Driving

I pull out of my driveway and crank up my iPod. Even before I’m out of Elizabeth City I’m in road-trip mode, observing, relaxing, enjoying the ride. Each mile, each road sign means something to me, a face or a memory, or a point in life.

The bumpy bridge in Edenton makes me thankful that it’s shorter than the rocky trip from Quito to Babahoyo, the only significant time I’ve ever in my life been car sick. This one other particular bridge just outside of Hertford means there’s a speed limit drop ahead, the one I first noticed when I was heading this same way to see Lydia at governor’s school almost two years ago. I left home a couple hours late for that trip too. I had a better excuse then, though.

Williamston. There’s a Subway on the left where James, Jerry and I ate at the beginning of our Florida road trip in April of 2006. We hadn’t even managed to make it out of North Carolina before we stopped. Not even more than an hour before a food break. That’s when I knew it was going to be a looong spring break that year.

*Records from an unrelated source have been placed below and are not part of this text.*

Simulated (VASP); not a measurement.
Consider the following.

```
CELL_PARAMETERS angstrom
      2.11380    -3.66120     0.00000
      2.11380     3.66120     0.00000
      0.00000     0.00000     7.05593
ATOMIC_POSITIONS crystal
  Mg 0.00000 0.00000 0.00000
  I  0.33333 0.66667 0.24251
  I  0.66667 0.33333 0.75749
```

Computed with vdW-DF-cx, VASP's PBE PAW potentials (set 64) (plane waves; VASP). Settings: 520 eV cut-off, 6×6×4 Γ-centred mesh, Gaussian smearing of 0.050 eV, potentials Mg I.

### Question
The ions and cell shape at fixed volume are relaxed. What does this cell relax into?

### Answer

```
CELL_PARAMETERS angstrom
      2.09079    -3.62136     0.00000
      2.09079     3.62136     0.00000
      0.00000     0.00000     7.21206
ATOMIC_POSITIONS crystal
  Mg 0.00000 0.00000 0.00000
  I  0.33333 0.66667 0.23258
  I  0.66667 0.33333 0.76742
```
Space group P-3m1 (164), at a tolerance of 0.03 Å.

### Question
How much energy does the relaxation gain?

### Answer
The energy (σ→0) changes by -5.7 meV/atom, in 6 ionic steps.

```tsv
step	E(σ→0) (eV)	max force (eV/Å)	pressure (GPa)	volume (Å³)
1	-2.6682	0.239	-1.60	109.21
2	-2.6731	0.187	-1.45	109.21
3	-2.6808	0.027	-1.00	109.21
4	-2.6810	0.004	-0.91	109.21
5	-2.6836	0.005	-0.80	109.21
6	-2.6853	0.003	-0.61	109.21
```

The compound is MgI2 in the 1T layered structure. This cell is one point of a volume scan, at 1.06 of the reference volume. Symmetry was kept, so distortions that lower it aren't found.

17 South turns into 64 West. I pass the exit for Conetoe, and I remember Leigh Denny teaching me how to pronounce the obscure North Carolina town’s name. There’s a very large, very destroyed tire that reminds me of that one we blew on the band bus on the way to a jazz festival one year. Possibly even the jazz festival in Chapel Hill, though I can’t really remember anymore. Whether it was the Chapel Hill trip we blew the tire on or not, I think about that first time I was on UNC’s campus, another fateful Subway meal with Mike, and standing above Cosmic Cantina, having no idea what it was or how many times the two of us would be in the same exact spot.

Now I’m on a real highway. Not sure exactly when that happened, but 64 has widened up; there are more lanes. Somebody has hit a dog, one not much bigger than that fox I hit out in Weeksville on the way to Julia’s several Christmases back. It was really cold that weekend. I hope it’s not that cold when we run on Saturday. And I hope I don’t hit any animals. I’ll still hear my dad’s voice if any stray dogs run in front of my car “…don’t swerve, just hit it… you’re more important than the dog.”

Oh yeah. And running. Why haven’t I been running more? At least I’m a little bit back in shape (time warp: little do I know).

There’s some more debris on the asphalt, off to the side where it’s blown or pushed out of the lanes. Like the random shiny road debris I looked at from dad’s Nissan pickup in Atlanta. I got sick one morning before school. I was about nine, and for some reason Mom wasn’t home. Dad took me to work with him at Southlake that morning, and rather than being my usual chatterbox self, I stared out the window at the early morning Atlanta skyline, the street lights, and the coins, bits of rubbish, car components, various highway fragments just off the side of the right lane. I distinctly remember looking out the left side of the car, although that’s ridiculous since I would have been on the passenger’s side of the truck.

That was a cool trip. Even though I was throwing up at six am, I was eating Skittles in my dad’s office by eleven. Skittles… should I stop somewhere before I get there? Dang! I’m on 40 already. When did that happen? Pretty soon I’ll be on 440… like that time I accidentally drove around the whole thing twice, was late getting back to work at Goody’s (why I came back from that road trip the same day, knowing I was scheduled to work at 5:00 I can’t possibly figure out now), and ended up being thankful Ada was the manager on duty and didn’t care that I’d be in (just barely) at six, so long as I was around to mop the floor at nine, since none of the girls would.

I pass the exit for Rock Quarry Road. Jerry and I stared at that sign off and on for 3 hours once. We were on the way to Chapel Hill, and then on to Greensboro to see Cameron and Roberto. I was planning to spend the summer in Ecuador. Jerry had no idea as he sat in my car that he’d be coming along for that adventure as well. Neither of us even thought we’d get around the wreck that shut down the entire Beltline that night. It finally forced us to backtrack, cut through Cary, and take 540 on the directions of a liquor stand clerk, a buzzed guy in line, and two cops at the only grocery store that was open, and after they gave us three sets of directions that took us back to where 440 was stopped.

And suddenly I’m in Chapel Hill. Why do people think 195 miles is so far away? And why is my butt asleep?